This video clip is from
Teaching the Yawn
YAWN: Getting a dog to yawn on cue usually takes quite a bit of time. It is basically done by "capturing" the behavior when you see the dog doing it. Persistence is the key to getting this behavior on cue.
TURN OFF LIGHT: This is not a difficult action to teach if the dog knows the foundation behaviors of "Feet Up" and targeting with the "Foot".
When I first begin training a puppy, I spend a lot of time teaching him or her FOUNDATION BEHAVIORS -- behaviors that are the "foundations" for other actions/behaviors. "Feet Up" and "Foot" are two of the essentials.
"Feet Up" means that the dog is to put his two front feet up on anything I indicate. "Foot" means the dog is to touch something with either foot.
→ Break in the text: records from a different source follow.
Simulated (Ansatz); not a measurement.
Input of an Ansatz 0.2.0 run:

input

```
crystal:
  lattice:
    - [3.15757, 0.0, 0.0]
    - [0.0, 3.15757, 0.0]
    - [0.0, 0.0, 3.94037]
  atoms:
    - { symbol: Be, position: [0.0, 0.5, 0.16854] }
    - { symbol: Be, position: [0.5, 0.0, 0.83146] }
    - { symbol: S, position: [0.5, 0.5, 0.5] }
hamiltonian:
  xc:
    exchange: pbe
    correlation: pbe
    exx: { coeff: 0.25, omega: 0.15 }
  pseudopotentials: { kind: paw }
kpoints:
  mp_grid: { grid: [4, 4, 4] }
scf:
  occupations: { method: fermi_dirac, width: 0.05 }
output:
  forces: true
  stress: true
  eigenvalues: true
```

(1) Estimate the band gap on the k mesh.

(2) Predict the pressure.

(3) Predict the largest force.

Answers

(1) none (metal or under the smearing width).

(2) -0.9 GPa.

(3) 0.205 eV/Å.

Since Jyah was well-schooled in these two behaviors, teaching him to turn off a light (paw the switch down) was a simple matter. I say "simple" -- but it did take time to get this action on-cue as Jyah had to assimilate the knowledge that what he did with his paw was what made the light turn off. (To turn on a light -- push the switch up -- he would use his "Nose" which is another foundation behavior.)
To teach Jyah to turn off the light, I had him put his "Feet up" underneath the switch. I did this at a time of day when turning the light off would show a change in luminosity from light to obviously darker. I put his foot on the toggle switch and drug it lightly downward so the light turned off.
I did this several times, rewarding each time. Then, I put my hand above the switch and said "Foot" and rewarded those tries that flipped the light off. As soon as he was doing this by himself, I stood further back and had him put his feet on the wall and target the switch with his foot. Any time in the process he attempted to claw the wall resulted in a "Wrong" and no reward -- only sweeps downward with the bottom of the pad was rewarded.
This is an exercise most dogs have to do many times in order to understand the connection between their foot on the switch and the light change. Eventually, as you will see in the video clip, I got to the point where I could be across the room and say, "Jyah, would you please turn off the light."
Dogs will yawn when the need arises; however, it takes quite a bit of patience to get them to yawn on cue. Persistence is the key.
When I need pinpoint accuracy in teaching a behavior, I use a clicker to identify for the dog the exact action that I want him to do. The clicker was extremely helpful in capturing the yawn.
I watched for times in the day when Jyah was prone to yawn and made sure I had my clicker and some tasty treats ready so I could capture it. Also, to elicit a yawn from Jyah (so I could capture it) I got close to his face and started yawning. Many dogs will give a "calming signal" by yawning when a person is doing something a little intrusive. As soon as Jyah yawned, I clicked and gave him a treat. I gradually started moving further back when asking for the yawn.
NOTE: A person should have a good training history and/or realationship with the dog before using this method as some dogs get rather testy having someone in their face.
As with many "natural" behaviors the dog does, getting the yawn on-cue can take quite a bit of time.